Anonymous ID: 3465fb Nov. 30, 2019, 9:56 a.m. No.7400153   🗄️.is 🔗kun

So, since this isn't real pertinent to any of the habbenings right now, I'll post it in this slightly empty thread.

 

Video games and their accidental predictions. I'm playing Shadowrun: Hong Kong right now, and have played another Shadowrun game by Harebrained Studios. In the Shadow Run universe, sometime about 2020 (help me on lore if you're more familiar) there was a great Awakening (note capitolization) after which metahuman were a thing again, magic was visible/usable … and the dragons (were there seven of them? I think there were seven) that emerged to terrorize the people.

Tech didn't stop working, so eventually two of the dragons were killed (in Dragonfall, you find out that wasn't quite true, as you have to decide what to do with a now-insane injured dragon whose soul has been forcibly bound to a young dead girl for six decades or more) the remaining five "go underground" as it were, and pull strings from behind the curtain.

Thus we sometimes learn the hard way the truth of one of the settings idioms. Never cut a deal with a dragon.

The world you see is through the eyes a shadow-runner. SINless (System Identification Number) you effectively don't exist, and will need fake ID to go through the nice parts of the city. Nuyen is tranferred electronically, similar to our credit cards of today, and even the SINless don't use "cash" so much as cryptographically signed statements of value ("credstick" with $X nuyen available to whoever is carrying it) similar to paper wallets of cryptocurrency you can have now.

The corporations are the law; elected officials are just talking heads well paid for keeping the appearence of peace. Whole cities are operated by wage slaves. Not hopeless people who don't know they shouldn't be satisfied with a minimum wage job, but literally owned families, crammed into tight, if well maintained planned cities who are fed because they do middle-class paper pushing faithfully. The faithless in those cities starve, or find a way to leave.

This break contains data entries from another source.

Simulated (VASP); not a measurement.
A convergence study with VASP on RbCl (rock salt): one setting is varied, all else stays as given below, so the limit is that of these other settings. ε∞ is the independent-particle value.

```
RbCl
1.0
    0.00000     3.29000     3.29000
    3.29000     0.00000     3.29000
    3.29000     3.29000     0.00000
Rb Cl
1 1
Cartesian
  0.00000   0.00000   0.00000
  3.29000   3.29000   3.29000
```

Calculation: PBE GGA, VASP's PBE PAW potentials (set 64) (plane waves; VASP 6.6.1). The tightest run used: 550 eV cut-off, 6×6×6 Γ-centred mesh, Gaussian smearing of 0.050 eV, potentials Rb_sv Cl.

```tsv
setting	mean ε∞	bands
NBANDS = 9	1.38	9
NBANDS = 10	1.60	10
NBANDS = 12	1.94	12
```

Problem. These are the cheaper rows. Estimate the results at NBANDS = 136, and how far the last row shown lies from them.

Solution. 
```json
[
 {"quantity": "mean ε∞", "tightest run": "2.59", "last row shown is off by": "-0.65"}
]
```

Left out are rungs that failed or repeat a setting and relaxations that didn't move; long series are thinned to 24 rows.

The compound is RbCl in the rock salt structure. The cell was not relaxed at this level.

The major difference between that world and this though, is that no one is under false pretenses; the tri-d have no reason to report falsehoods so every one knows their votes can't really choose which megacorp buys the politicians. But so long as everyone is safe, no one rebels. Corruption might be a fact of life there, but multi-city organizations that can organize their payments to other cities newsanchors is still unheard of in this broken post-multiapocalyptic world, so the average person can, if they want to, piece together from other cities' news reports, what's actually going on in their own. Usually, anyway.

 

What do the anons think? Is this DnD-alternative from the '90s show unreasonable prescience, or are these just the tropes of the human experience under the onslaught of dehumanizing cell phones and ever-present internet connections?